Evidence-based policy-making usually proceeds by outlining the problem at hand, discussing various solutions, conducting studies to understand the effectiveness of these solutions and then prescribing a course of action based on accumulated evidence.
It’s safe to say that the media and policy narrative surrounding India’s biometric authentication programme hasn’t followed this process at best and has been skewed in favour of speedy implementation at worst.
For instance, it is clear that both the previous UPA-II and current NDA government painted a highly-exaggerated picture of savings from direct benefit transfers for LPG – a narrative that was largely accepted by an unquestioning mainstream media.
Another figure that has floated around over the last two years is that the Aadhaar project has the potential to save $11 billion in subsidies every year.
There is enough evidence to show that this figure – which originates from the World Bank – doesn’t hold up against close scrutiny.
Most recently, this $11 billion statistic was used as part of the Centre’s argument before the Supreme Court, as part of its reply to a writ petition filed by Shantha Sinha challenging the government’s notifications that made Aadhaar compulsory for various welfare schemes.
The affidavit by the government of India (shown above) also attaches the relevant portions of a 2016 World Bank report on digital dividends (page 195, shown below).
The World Bank study specifically talks about how India’s digital ID programme can potentially save “over US$11 billion per year in government expenditures through reduce leakage and efficiency gains”.
The reference for this sentence, as can be seen, is provided in a footnote (number 4) which refers to a separate study. Crucially, this other study referenced by the World Bank was not attached in the government’s affidavit before the Supreme Court.
What is this study that backs up the $11 billion savings figure? On page 197 of the World Bank report, the footnote 4 corresponds to a study carried out by Shweta Banerjee in 2015.
The term ‘CGAP’ referred to here is the Consultative Group to Assist the Poor – a global partnership of research organisations that is housed out of the World Bank.
On closer examination, the CGAP study mentioned in the link above shows a very different story than the one put forth by the Indian government in its Supreme Court affidavit.
The last sentence of the brief (shown above) is enlightening. The CGAP report does not talk about savings as a result of adopting a direct cash transfer model – but about the quantity or total value of the money that has been transferred.

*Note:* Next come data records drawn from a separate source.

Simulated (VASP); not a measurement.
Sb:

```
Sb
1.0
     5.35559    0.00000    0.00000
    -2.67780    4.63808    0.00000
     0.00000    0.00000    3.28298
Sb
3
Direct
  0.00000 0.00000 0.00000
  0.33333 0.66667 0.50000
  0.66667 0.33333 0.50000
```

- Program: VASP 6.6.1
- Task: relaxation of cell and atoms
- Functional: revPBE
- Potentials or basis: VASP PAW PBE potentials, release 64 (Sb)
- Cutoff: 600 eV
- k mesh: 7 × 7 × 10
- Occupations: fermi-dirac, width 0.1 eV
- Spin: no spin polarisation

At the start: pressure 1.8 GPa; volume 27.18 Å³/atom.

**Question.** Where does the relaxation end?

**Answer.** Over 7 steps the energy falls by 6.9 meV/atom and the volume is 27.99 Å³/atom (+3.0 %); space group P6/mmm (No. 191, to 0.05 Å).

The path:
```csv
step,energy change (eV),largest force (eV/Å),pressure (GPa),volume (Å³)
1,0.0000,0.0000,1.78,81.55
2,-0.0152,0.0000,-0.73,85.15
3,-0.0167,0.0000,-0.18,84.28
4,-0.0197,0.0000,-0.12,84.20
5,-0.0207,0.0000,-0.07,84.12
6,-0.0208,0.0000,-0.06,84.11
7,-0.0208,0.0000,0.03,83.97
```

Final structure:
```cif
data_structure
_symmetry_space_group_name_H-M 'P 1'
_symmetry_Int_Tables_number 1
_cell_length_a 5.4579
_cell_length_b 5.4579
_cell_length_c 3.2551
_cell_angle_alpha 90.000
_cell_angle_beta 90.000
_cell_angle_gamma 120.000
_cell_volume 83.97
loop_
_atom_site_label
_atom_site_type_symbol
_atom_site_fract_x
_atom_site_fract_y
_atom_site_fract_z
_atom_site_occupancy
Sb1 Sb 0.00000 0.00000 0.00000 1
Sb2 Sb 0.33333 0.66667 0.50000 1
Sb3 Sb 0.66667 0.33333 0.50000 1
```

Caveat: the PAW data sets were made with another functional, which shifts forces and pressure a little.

If this is taken at face value, it shows that World Bank was quite clearly mistaken. Is it possible that the government was not aware of this mistake? Very unlikely, since this potential goof-up was extensively discussed and laid out by IIT Delhi professor Reetika Khera in July 2016.
Since then, the claim, however, has been repeated by IT minister R.S. Prasad (September 8, 2016) and by UIDAI’s CEO (May 13, 2017). Capping it off, of course, was reference to the $11-billion figure in the SC affidavit on April 27, 2017.
So what gives? Did the World Bank make a mistake – or did it produce a different study and forget to cite it?
World Bank response
This author, and others, reached out to the World Bank in July 2017. The first email sent asked about the issue of the value of transfers versus value of savings. Specifically, the organisation was asked how it referenced Banerjee (2015) as the source for the $11-billion figure when that study made no such claim.
The World Bank replied with the following response:
“The potential savings of over $11 billion in government welfare programs is an extrapolation based on two rigorous papers that estimated the reduction in leakages in the National Rural Employment Guarantee Scheme (NREGS) and the government’s domestic fuel subsidy program respectively due to Aadhaar. Muralidharan et al (2014) estimate that biometric registration, authentication, and payments in NREGs led to a 10.8 percentage point reduction in the leakage of funds (the difference between the wage payment outlays reported by government officials and those reported by households). Barnwal (2015) estimated the UID-based transfer policy reduced fuel purchases in the domestic fuel sector by 11-14%, suggesting a reduction in subsidy diversion. Extrapolating these leakage reduction rates to all Government of India welfare programs – amounting to roughly $70-100 billion in government expenditures—yields savings in the range of $8-14 billion. Instead of reporting this range, we reported the midpoint of $11 billion as potential savings.”
The words extrapolation, estimate and potential are important in this response. The World Bank response basically implies that there are two other inputs (research papers by Barnwal and Muralidharan), and these two inputs were extrapolated using a calculation to generate the final potential savings figure.
A follow-up question was consequently sent to the World Bank, asking it if the organisation’s extrapolation calculations could be shared and also as to why Banerjee (2015) was quoted as a reference in the 2016 report if the institution had actually performed separate research to support its claim.
The World Bank replied as below:
“It turns out we have shared with you all information we could. There is one small caveat to add – the footnote 4 is incomplete and should also have included a reference to Muralidharan et al (2014) and Barnwal (2015), the latter two papers being cited elsewhere in the report.”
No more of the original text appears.